Riverhead Republicans are scrambling to correct the Republican committee’s failure to properly disclose nearly $4,700 in cash contributions it took in at a golf outing last year.
The cash was initially not reported to the state board of elections in the appropriate campaign finance disclosure report, and the individual donors were not identified as required, according to Republican committee treasurer Mary Hartill.
State law requires political committees to file reports of their income and expenditures according to a timeline set by the board of elections. Each report covers a specific reporting period.
The cash taken in at the June 14, 2012 golf outing should have been included in the committee’s July 2012 periodic report, which covered the period between mid-January and mid-July, 2012.
But the cash, which was not in her possession, wasn’t deposited into the committee’s bank account until Aug. 22, 2012, Hartill said in an interview last week.
When she realized it wasn’t reported, Hartill amended the committee’s 2012 32-day pre-general election disclosure report to reflect the bank deposit of $4,695 on Aug. 22 2012. The report was amended on Aug. 5, 2013, according the state board of elections website.
But Hartill, an attorney, said she believes any cash that she cannot trace to a particular donor must be turned over to the state attorney general.
“After speaking with the board of elections, that is my opinion,” Hartill said.
“We have to go back and identify all the cash contributions. Everyone’s being very cooperative. We have all the records,” she said on Wednesday.
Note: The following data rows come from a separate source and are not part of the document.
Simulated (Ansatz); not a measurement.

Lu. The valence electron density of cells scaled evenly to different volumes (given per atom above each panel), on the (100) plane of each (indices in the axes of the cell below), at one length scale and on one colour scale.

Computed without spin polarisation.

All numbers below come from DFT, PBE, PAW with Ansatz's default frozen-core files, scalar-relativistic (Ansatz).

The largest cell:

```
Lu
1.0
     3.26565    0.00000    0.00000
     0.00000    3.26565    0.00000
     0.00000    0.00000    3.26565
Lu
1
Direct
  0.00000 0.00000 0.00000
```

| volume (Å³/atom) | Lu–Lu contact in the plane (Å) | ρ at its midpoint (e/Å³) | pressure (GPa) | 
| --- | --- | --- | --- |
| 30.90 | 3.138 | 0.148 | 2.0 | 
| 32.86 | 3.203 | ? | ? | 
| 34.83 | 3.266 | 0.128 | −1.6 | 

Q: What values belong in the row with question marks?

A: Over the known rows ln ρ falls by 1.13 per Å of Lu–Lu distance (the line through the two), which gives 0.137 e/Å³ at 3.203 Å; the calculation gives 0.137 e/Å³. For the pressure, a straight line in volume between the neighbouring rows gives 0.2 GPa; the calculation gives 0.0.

But an email Hartill sent to committee members on Saturday, asking for help identifying people who donated cash at the 2012 Republican golf outing, indicates the treasurer doesn’t have the documentation she believes she needs.
“At the 2012 Riverhead Republican Golf Outing we accepted cash donations. I need to document each donor and the amount donated,” Hartill wrote in the email to GOP committee members, a copy of which was obtained by RiverheadLOCAL. “As you know, cash donations may not exceed $100. Please let me know if you made a cash donation and the amount. If you know of someone who is not on the committee that made a cash donation, please let me know. I appreciate your cooperation,” she wrote.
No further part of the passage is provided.